The investigation has been making progress, according to the Joint Investigation Team head
Dutch investigators on the crash site of Malaysia Airlines' Boeing-777 passenger aircraft, November 6, 2014 Mikhail Pochuyev/TASS
Dutch investigators on the crash site of Malaysia Airlines' Boeing-777 passenger aircraft, November 6, 2014
© Mikhail Pochuyev/TASS

THE HAGUE, July 17. /TASS/. New witnesses have emerged in the investigation into the Malaysia Airlines Flight MH17 crash, Wilbert Paulissen of the Joint Investigation Team (JIT) said on Wednesday, as cited by the NRC newspaper.

"New witnesses have contacted us. Investigative activities continue, which is encouraging," he said at a meeting with families of the crash victims in the Dutch city of Nieuwegein.

MH17 crash

Malaysia Airlines Flight MH17, a Boeing-777 passenger plane travelling from Amsterdam to Kuala Lumpur, was shot down over Ukraine’s eastern region of Donetsk on July 17, 2014. The crash killed all the 283 passengers and 15 crew. There were nationals of ten states among the dead. The Joint Investigation Team looking into the crash comprises representatives of the Netherlands, Australia, Belgium, Malaysia and Ukraine.

On May 24, 2018, the team gave an update on the investigation, claiming that "the BUK-TELAR that was used to down MH17, originates from the 53rd Anti-Aircraft Missile brigade (hereinafter 53rd brigade), a unit of the Russian army from Kursk in the Russian Federation."

Russia’s Defense Ministry rejected all allegations and said that none of the missile systems belonging to the Russian Armed Forces had ever been taken abroad. The missile, which downed Malaysia Airlines Flight MH17, had been made in the town of Dolgoprudny outside Moscow in 1986, delivered to a military unit deployed to Ukraine and never brought back to Russia, Chief of the Russian Defense Ministry’s Missile and Artillery Department Lieutenant General Nikolai Parshin told a briefing.

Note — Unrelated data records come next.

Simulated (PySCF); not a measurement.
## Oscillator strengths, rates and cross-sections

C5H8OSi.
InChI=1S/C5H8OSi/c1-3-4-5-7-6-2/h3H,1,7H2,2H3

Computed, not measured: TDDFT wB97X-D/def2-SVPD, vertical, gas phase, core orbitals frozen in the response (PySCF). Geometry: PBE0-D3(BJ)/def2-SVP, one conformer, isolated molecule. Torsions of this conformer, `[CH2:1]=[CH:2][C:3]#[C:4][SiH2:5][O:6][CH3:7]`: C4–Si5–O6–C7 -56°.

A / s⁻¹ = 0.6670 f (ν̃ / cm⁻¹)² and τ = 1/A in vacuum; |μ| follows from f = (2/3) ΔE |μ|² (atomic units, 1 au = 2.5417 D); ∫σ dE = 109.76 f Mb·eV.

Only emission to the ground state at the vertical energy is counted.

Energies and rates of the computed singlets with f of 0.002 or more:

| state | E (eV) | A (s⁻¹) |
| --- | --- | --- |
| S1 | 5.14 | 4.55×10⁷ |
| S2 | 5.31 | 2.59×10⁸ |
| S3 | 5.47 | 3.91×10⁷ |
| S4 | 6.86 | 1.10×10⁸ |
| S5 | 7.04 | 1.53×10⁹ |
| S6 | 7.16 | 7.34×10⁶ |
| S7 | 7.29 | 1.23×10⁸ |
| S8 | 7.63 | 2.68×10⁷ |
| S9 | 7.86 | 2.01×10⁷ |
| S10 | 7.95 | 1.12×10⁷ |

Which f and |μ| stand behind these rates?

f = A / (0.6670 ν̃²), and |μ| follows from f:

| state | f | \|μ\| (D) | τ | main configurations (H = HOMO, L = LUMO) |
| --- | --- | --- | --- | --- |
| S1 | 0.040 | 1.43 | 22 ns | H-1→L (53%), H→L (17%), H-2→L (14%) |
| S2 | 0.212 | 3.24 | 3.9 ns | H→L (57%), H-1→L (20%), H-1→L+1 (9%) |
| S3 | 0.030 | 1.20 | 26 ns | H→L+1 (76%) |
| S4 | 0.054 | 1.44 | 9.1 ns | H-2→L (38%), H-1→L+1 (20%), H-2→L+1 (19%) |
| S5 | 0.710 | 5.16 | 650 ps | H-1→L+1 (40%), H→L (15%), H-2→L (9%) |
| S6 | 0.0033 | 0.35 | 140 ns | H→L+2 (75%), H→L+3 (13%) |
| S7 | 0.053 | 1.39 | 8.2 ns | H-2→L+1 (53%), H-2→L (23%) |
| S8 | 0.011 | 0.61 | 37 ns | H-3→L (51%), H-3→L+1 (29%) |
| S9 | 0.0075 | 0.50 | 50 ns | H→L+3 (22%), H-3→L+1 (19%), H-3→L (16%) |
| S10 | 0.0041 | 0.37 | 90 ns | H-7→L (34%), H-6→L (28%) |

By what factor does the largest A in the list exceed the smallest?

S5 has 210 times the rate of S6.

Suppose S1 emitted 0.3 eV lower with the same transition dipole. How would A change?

Nevertheless, on May 25, 2018, Australia and the Netherlands issued a statement saying that they "hold Russia responsible for its part in the downing of flight MH17." "The Netherlands and Australia are now convinced that Russia is responsible for the deployment of the Buk installation that was used to down MH17," the statement reads.

On June 19, 2019, the Joint Investigation Team announced that it had identified four suspects in the crash (three Russian nationals and one Ukrainian), adding that a trial was expected to begin on March 9, 2020. The Netherlands plans to seek their extradition and will ask Russia for an opportunity to question them.